For a cool grand, you’ll get some of the most unusual looking speaker systems ever to see the light of day. As my son Matt noted, they look like two alien noggins from “Indiana Jones & the Kingdom of the Crystal Skulls” sitting on my desk.

Novelty appearance aside, the GLA-55 is still a 2.0 speaker system that lacks a subwoofer. It offers substantial bass and as clear, accurate sound as I’ve heard on any 2.0 system. But for less than half the price, you can my favorite set of desktop speakers: Bose’s $399 Companion 5 faux 5.1 system.

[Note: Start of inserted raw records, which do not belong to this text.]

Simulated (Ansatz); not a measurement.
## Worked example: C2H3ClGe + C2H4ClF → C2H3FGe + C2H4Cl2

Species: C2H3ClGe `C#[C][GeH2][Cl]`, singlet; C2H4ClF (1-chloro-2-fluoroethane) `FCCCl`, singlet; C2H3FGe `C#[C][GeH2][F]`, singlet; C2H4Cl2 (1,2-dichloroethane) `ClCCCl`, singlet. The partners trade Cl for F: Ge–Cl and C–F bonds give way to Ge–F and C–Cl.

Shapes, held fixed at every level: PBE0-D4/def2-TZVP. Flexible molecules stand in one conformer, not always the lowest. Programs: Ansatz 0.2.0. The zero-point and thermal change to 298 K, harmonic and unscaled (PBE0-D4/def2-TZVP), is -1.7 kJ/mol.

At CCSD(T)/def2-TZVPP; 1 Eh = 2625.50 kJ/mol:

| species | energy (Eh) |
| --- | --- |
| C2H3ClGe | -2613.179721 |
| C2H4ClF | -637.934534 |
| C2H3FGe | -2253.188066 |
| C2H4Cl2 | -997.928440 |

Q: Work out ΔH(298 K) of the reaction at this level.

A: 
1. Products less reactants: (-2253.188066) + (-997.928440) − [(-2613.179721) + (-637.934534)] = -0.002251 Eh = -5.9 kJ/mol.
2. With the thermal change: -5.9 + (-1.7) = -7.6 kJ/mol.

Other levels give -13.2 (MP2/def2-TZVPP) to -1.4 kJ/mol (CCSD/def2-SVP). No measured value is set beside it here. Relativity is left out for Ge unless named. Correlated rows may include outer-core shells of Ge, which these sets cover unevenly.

The GLA-55 sports three-inch Atlas aluminum-cone woofers, easy-to-use touch controls and LEDs on the front of each speaker that tell you if the speaker is on, if it’s standby mode or if it’s muted. Each satellite touts 56 watts at 1% THD, and the frequency response is 35Hz-20kHz.

In the GLA-55’s defense, it’s versatile enough to work with your computer, iPod, or virtually any audio device with a 3.5mm (1/8-inch) output. And the sound is very, very good — just not $1,000 good. The GLA-55 features the same edge-driven Ceramic Metal Matrix Diaphragm (CMMD) dome tweeter found in high-end Harman Kardon loudspeakers.

All bass ports reduce distortion by venting the internal pressure created in the normal movement of woofer cones. Also, the unorthodox shape of the GLA-55’s Slipstream port purportedly provides more surface area outside the enclosure than conventional cylindrical ports, creating an “adverse pressure gradient.” According to the folks at Harman Kardon, that increases bass output with reduced port noise and distortion.

I won’t argue that this may be the best sounding 2.0 speaker system ever engineered, as claimed by Harman Kardon, which describes the GLA-55 as “audio jewelry.” Like much jewelry, it’s expensive. And you’ll be paying for looks more than audio quality.